The international community must speak up for detained human rights defenders in Saudi Arabia, Amnesty International said today, after the Canadian ambassador to the country was expelled after calling for their release.
“The international community must push Saudi Arabian authorities to end this draconian crackdown and targeted repression of human rights defenders in the country”, said Samah Hadid, Amnesty International’s Middle East Director of Campaigns.
“Instead of pursuing human rights reform, the government of Saudi Arabia has chosen to lash out with punitive measures in the face of criticism. States with significant influence in Saudi Arabia – such as the USA, UK and France – have now remained silent for far too long.
“The world cannot continue to look the other way as this relentless persecution of human rights defenders in Saudi Arabia continues. It is now time for other governments to join Canada in increasing the pressure on Saudi Arabia to release all prisoners of conscience immediately and unconditionally, and end the crackdown on freedom of expression in the country.”
Yesterday, Saudi Arabia announced diplomatic and trade measures against Canada in retaliation to recent Canadian government calls for detained human rights activists in the country to be freed. Measures announced by the government of Saudi Arabia include the recall of Saudi Arabia’s Ambassador from Canada, a demand that Canada’s Ambassador leave Saudi Arabia within 24 hours and a hold on any new business and investment transactions.
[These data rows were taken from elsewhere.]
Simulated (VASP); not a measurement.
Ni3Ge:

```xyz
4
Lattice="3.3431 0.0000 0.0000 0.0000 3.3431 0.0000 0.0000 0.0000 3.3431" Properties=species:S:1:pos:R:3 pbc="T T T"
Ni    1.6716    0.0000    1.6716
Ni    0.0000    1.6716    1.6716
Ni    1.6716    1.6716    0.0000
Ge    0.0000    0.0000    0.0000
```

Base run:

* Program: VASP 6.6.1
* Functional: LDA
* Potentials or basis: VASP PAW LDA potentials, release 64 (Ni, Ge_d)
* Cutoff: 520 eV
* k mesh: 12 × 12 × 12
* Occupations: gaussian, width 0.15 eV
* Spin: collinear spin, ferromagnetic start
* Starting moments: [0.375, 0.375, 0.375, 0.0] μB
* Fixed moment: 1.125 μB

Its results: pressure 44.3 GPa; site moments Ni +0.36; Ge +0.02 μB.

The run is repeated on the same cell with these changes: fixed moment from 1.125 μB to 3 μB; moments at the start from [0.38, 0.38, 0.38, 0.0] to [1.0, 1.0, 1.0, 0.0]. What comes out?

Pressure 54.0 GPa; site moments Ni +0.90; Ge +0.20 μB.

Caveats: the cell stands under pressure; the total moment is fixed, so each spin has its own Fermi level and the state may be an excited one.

Saudi Arabia’s Foreign Ministry accused Canada of “overt and blatant interference in the internal affairs” of the country. The move came following a tweet from Canadian Foreign Policy account, which said: “Very alarmed to learn that Samar Badawi, Raif Badawi’s sister, has been imprisoned in Saudi Arabia. Canada stands together with the Badawi family in this difficult time, and we continue to strongly call for the release of both Raif and Samar Badawi”.
Last week, two more prominent women human rights activists – Samar Badawi and Nassima al-Sada – were detained in Saudi Arabia. Since May, a number of leading women’s rights activists and campaigners in Saudi Arabia – including Loujain al-Hathloul, Iman al-Nafjan and Aziza al-Yousef – have been detained for their peaceful human rights work. Many have been detained without charge, and may face trial before the counter-terror court and up to 20 years in prison for their activism. Others detained recently include women’s rights activists Nouf Abdulaziz and Maya’a al-Zahrani, and activists who have previously been persecuted for their human rights work, such as Mohammed al-Bajadi and Khalid al-Omeir.